MixedNuts comments on So You Want to Save the World - Less Wrong

41 Post author: lukeprog 01 January 2012 07:39AM

You are viewing a comment permalink. View the original post to see all comments and the full post content.

Comments (146)

You are viewing a single comment's thread. Show more comments above.

Comment author: TheOtherDave 05 January 2012 03:00:45PM 2 points [-]

It is impossible for me to predict how a sufficiently complex system will react to most things. Heck, I can't even predict my dog's behavior most of the time. But there are certain things I know she values, and that means I can make certain predictions pretty confidently: she won't turn down a hot dog if I offer it, for example.

That's true more generally as well: knowing what a system values allows me to confidently make certain broad classes of predictions about it. If a superintelligent system wants me to suffer, for example, I can't predict what it's going to do, but I can confidently predict that I will suffer.

Comment author: Dwelle 05 January 2012 08:30:44PM 0 points [-]

Yea, I get it... I believe, though, that it's impossible to create an AI (self-aware, learning) that has set values, that can't change - more importantly, I am not even sure if its desired (but that depends what our goal is - whether to create AI only to perform certain simple tasks or whether to create a new race, something that precedes us (which WOULD ultimately mean our demise, anyway))

Comment author: MixedNuts 05 January 2012 08:48:05PM 1 point [-]

it's impossible to create an AI (self-aware, learning) that has set values, that can't change

Why? Do you think paperclip maximizers are impossible?

whether to create AI only to perform certain simple tasks or whether to create a new race

You don't mean that as a dichotomy, do you?

Comment author: Dwelle 06 January 2012 10:21:08PM -1 points [-]

Why? Do you think paperclip maximizers are impossible?

Yes, right now I think it's impossible to create self-improving, self-aware AI with fixed values. I never said that paperclip maximizing can't be their ultimate life goal, but they could change it anytime they like.

You don't mean that as a dichotomy, do you?

No.

Comment author: dlthomas 06 January 2012 10:54:06PM *  2 points [-]

I never said that paperclip maximizing can't be their ultimate life goal, but they could change it anytime they like.

This is incoherent. If X is my ultimate life goal, I never like to change that fact outside quite exceptional circumstances that become less likely with greater power (like "circumstances are such that X will be maximized if I am instead truly trying to maximize Y"). This is not to say that my goals will never change, but I will never want my "ultimate life goal" to change - that would run contrary to my goals.

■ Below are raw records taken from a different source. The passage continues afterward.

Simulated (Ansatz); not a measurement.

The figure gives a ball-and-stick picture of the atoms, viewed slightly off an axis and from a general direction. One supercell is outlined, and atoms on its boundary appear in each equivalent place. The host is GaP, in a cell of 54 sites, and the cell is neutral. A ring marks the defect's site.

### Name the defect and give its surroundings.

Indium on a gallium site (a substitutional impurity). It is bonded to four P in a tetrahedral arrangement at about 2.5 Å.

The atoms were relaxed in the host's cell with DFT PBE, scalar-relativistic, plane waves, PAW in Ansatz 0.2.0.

Comment author: Dwelle 07 January 2012 09:38:05PM 0 points [-]

That's why I said, that they can change it anytime they like. If they don't desire the change, they won't change it. I see nothing incoherent there.

Comment author: dlthomas 08 January 2012 08:00:55PM 1 point [-]

This is like "X if 1 + 2 = 5". Not necessarily incorrect, but a bizarre statement. An agent with a single, non-reflective goal cannot want to change its goal. It may change its goal accidentally, or we may be incorrect about what its goals are, or something external may change its goal, or its goal will not change.

Comment author: Dwelle 08 January 2012 10:02:08PM 0 points [-]

I don't know, perhaps we're not talking about the same thing. It won't be an agent with a single, non-reflective goal, but an agent billion times more complex than a human; and all I am saying is, that I don't think it will matter much, whether we imprint in it a goal like "don't kill humans" or not. Ultimately, the decision will be its own.

Comment author: MixedNuts 07 January 2012 09:45:40PM 1 point [-]

So it can change in the same way that you can decide right now that your only purposes will be torturing kittens and making giant cheesecakes. It can-as-reachable-node-in-planning do it, not can-as-physical-possibility. So it's possible to build entities with paperclip-maximizing or Friendly goals that will never in fact choose to alter them, just like it's possible for me to trust you won't enslave me into your cheesecake bakery.

Comment author: Dwelle 07 January 2012 09:54:34PM 0 points [-]

Sure, but I'd be more cautious at assigning probabilities of how likely it's for a very intelligent AI to change its human-programmed values.